International Conference on Auditory-Visual Speech Processing 2008

Tangalooma Wild Dolphin Resort, Moreton Island, Queensland, Australia
September 26-29, 2008

CENSREC-AV: Evaluation frameworks for Audio-Visual Speech Recognition

Satoshi Tamura (1), Chiyomi Miyajima (2), Norihide Kitaoka (2), Satoru Hayamizu (1), Kazuya Takeda (2)

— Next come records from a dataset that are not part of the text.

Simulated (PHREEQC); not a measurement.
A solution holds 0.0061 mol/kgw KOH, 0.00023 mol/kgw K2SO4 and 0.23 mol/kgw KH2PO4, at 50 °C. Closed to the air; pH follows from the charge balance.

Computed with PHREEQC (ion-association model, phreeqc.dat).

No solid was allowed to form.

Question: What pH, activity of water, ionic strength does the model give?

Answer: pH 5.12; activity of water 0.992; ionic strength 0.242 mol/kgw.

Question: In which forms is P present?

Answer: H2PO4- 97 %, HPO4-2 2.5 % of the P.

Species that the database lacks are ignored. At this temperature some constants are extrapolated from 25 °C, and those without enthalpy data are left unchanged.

(1) Department of Information Science, Gifu University, Japan (2) Graduate School of Information Science, Nagoya University, Japan

This paper introduces incoming evaluation frameworks for bimodal speech recognition in noisy conditions and real environments. In order to develop a robust speech recognition in noisy environments, bimodal speech recognition which uses acoustic and visual information has been paid attention to particularly for this decade. As a lot of methods and techniques for bimodal speech recognition have been proposed, a common evaluation framework, including audio-visual speech data and baseline system, is needed to estimate and compare these techniques and bimodal speech recognition schemes. Audio-visual evaluation frameworks, CENSREC-1-AV and CENSREC-2-AV, have been being built by the CENSREC project in Japan; CENSREC- 1-AV includes artificially noise-added waveforms and image sequences, whereas CENSREC-2-AV consists of audio-visual data recorded in in-car environments. A baseline method and its recognition results will be also provided with these corpora. Index Terms: evaluation framework, audio-visual speech corpus, bimodal speech recognition, noisy environments.